16 Apr 2024, 12:01
Jennifer Collins

German suppliers using dubious CO2 offsets to sell 'climate-neutral' gas – media report


The carbon offset market is a billion-dollar business that promises buyers they can compensate their climate-damaging emissions in one place by funding a green scheme elsewhere. But an analysis by German investigative outlet CORRECTIV has found that 116 out of 150 German gas and municipal heat suppliers using offset schemes have offered gas tariffs and products that "are far less green than promised."  

The analysis looked at carbon offset or credit schemes used by natural gas suppliers between 2011 and 2024. The schemes were offered by the two biggest offset certifiers Verra and Gold Standard, who promise companies and customers that they can dial up the heating with a clean climate conscience by protecting forest in Brazil or building up renewable energy in India, for instance. CORRECTIV's investigation, which was supported by scientists and experts from institutions such as Berkley University and Environmental Action Germany (DUH) found, however, for two thirds of the 16 million credits analyzed, it could not be "plausibly proved" that emissions were cut. 

CORRECTIV estimated that the "questionable credits" used by German gas suppliers added up to around 10 million tons of climate-wrecking CO2 not saved or reduced over the past 13 years, contrary to what consumers were promised. In response to the investigation, Verra said it was committed to constant innovation to ensure the integrity of climate projects, while Gold Standard said it had been in favour of moving away from "offsetting" for some time.  
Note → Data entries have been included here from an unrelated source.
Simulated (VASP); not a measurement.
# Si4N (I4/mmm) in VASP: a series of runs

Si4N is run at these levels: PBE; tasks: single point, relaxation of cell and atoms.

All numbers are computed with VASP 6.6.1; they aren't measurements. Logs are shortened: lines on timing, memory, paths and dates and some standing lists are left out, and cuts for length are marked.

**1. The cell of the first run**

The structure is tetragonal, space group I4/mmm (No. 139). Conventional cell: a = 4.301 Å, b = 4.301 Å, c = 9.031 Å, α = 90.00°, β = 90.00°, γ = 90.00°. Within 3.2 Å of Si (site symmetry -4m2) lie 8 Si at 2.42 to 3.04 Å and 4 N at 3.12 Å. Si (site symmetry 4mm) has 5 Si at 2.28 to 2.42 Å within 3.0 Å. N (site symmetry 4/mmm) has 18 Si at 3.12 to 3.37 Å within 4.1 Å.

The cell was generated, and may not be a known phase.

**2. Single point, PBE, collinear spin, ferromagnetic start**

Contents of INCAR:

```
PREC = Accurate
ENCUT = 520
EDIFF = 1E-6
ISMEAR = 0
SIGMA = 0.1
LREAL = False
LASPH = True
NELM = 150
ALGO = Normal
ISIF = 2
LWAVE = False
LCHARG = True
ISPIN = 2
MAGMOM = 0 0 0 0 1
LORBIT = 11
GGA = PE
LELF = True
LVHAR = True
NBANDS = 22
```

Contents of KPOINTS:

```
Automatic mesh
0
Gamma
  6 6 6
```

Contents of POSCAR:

Experts told CORRECTIV that as soon as companies realised it was possible to earn money with offsetting, the market was flooded with garbage projects that should "never have been given approval." This is not the first-time carbon offset schemes have come under fire. Another recent investigation into Verra found that most offsets are worthless and may worsen global heating. Net zero commitments have also seen companies scramble to "absolve their climate sins" with offsets, setting off "gold rushes" in countries like Mexico with questionable results for the environment and local communities.